Editing webtext is like editing poetry. Space is essential, so every word has to hold its own and be the best choice.

Kilian makes some fair points and has some nice lists in chapter five of Writing for the Web. I'll share some pointers of my own.

To edit your text, move it into a new word processing document. Swap the font out and mess with the layout. Then let it sit. Don't look at or think about it for a while, and it'll be fresh and new when you come back to it (and see all your mistakes!). Kilian suggests printing it out, double spacing, increasing the font size, and changing the font. However, I don't see a reason to have to retype all those changes and waste paper. Then again, I grew up using computers so I'm more comfortable editing on screens.

A large section of the chapter lists abbreviations and terms for web writing. My advice: if you have to look it up, don't use it. If English is your second language, check out resources online or get a hard copy text to refer to. This is a nice start and easy skim list, but I'm not really sure how useful it is in the long run. Depending on your major and the purpose of your website, most of the stuff on this list you'll never run into - and you could easily do a websearch for it if you did.

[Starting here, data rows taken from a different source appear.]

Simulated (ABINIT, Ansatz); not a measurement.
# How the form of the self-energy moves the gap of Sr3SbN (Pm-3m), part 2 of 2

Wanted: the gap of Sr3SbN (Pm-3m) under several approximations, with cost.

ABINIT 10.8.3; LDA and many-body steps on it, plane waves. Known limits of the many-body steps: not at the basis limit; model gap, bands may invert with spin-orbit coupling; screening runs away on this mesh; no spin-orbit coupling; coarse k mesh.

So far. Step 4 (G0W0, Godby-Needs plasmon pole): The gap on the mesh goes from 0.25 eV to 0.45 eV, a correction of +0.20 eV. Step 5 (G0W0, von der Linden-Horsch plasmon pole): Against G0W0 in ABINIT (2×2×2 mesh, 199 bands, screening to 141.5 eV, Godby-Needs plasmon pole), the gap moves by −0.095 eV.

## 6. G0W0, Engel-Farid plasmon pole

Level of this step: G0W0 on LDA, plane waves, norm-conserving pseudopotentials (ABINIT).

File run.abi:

Kilian also gives some advice that can be boiled down to the following: don't be an offensive jerk, don't ramble on with unnecessary junk, watch out for confusion from dialect/terminology if you have a global audience, and hyphenate to avoid confusion if you must.

Just don't sacrifice your style for the sake of appealing to a larger audience. Most websites get little traffic. Find your niche and write what your fans want. If you get famous, then you can think about appealing to huge audiences... but realistically, you probably won't get so much traffic that you have to worry about it. Just be an accessible, not-outrageously-offensive version of yourself.